Total UAE banking sector revenues rose an estimated 14 percent to $18.1 billion last year but expansion shows signs of decelerating because of factors including the drop in oil prices and a moderate cooling of real estate markets.
"We believe that overall growth in consolidated revenues of all UAE banks has been significantly reduced," Mahmoud told Reuters on the sidelines of a business conference in Jordan.
ADIB, the largest sharia-compliant bank in Abu Dhabi, posted a 10.1 percent year-on-year rise in first-quarter net profit to 450.8 million dirhams ($122.8 million), helped by a 14.1 percent leap in group net revenues to 1.22 billion dirhams.
Nevertheless, this marked a slight slowdown from revenue growth of 16.6 percent in 2014, and Mahmoud said he expected ADIB's revenue growth this year to decelerate from last year.
A sign of the changing industry outlook is that some UAE banks are resorting to cross-border lending to keep growing, but this strategy has limits, Mahmoud noted.
ADIB's net customer financing grew 13.3 percent year-on-year in the first quarter but decreased 0.9 percent from the previous quarter. Mahmoud attributed the fall to the timing of some facilities and ADIB's decision to step away from some potential business that it did not think provided enough return on equity.
He predicted Islamic banking assets in the UAE would continue growing faster than conventional ones, however - the gap in growth rates would eventually narrow but only when Islamic assets neared 50 percent, versus about a quarter now.
BARCLAYS ASSETS
ADIB created a base for its expansion among the UAE expatriate population with its acquisition last year of Barclays' retail operations in the country. The Abu Dhabi bank agreed a 650 million dirham deal with the British lender and began migrating Barclays' 110,000 customers in the country last September.
Key to the deal's success was the ratio of Barclays accounts which ADIB could retain. Mahmoud said ADIB had budgeted to lose about 20 percent but ultimately only lost 2 percent, completing the onboarding process in three months, less than half the time it had expected.
This was achieved partly by minimising customers' engagement in the onboarding - for example, they could keep their old card numbers - and by retaining the Barclays management team, he said.
ADIB's international operations - it has presences in Britain, Saudi Arabia, Qatar, Iraq, Sudan and Egypt - are still too small to have a big impact on the bottom line but they are growing rapidly.
International revenues in 2014 were double those in 2013, and 2015 is expected to be double 2014, Mahmoud said.
ADIB, Dubai's Emirates NBD and Egypt's Commercial International Bank are in the running to buy Citigroup's Egyptian consumer business and the bidding process is in its final stages, banking sources told Reuters. Mahmoud did not comment on this.

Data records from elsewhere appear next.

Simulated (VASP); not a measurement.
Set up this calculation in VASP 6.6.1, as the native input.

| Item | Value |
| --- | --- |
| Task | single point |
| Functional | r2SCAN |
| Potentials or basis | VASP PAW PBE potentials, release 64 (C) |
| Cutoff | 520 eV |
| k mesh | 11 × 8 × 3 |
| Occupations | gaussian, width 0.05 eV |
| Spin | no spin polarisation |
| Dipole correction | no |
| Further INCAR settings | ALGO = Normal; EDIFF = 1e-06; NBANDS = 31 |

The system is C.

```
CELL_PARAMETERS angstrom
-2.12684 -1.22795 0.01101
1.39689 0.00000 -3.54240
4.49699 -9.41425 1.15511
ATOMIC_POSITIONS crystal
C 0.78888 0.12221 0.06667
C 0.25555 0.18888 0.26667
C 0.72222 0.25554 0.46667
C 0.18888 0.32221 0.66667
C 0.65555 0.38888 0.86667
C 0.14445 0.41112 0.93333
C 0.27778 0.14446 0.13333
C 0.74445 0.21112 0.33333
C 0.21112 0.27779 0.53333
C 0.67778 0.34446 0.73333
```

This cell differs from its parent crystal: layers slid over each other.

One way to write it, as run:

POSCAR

One challenge for Islamic banks in coming years will be liquidity management; Basel III regulations being phased in around the world require banks to have enough high-quality liquid assets, but there are not as many sharia-compliant assets available as conventional ones.
As a step towards addressing the liquidity issue, ADIB and National Bank of Abu Dhabi pioneered what they said was the Gulf's first sharia-compliant repo transaction in 2011.
ADIB is now working with governments in the Middle East to help them plan issuance of sukuk and other Islamic instruments that could be used as liquidity management tools. One country is likely to begin issuance this year and another next year, Mahmoud said without naming them.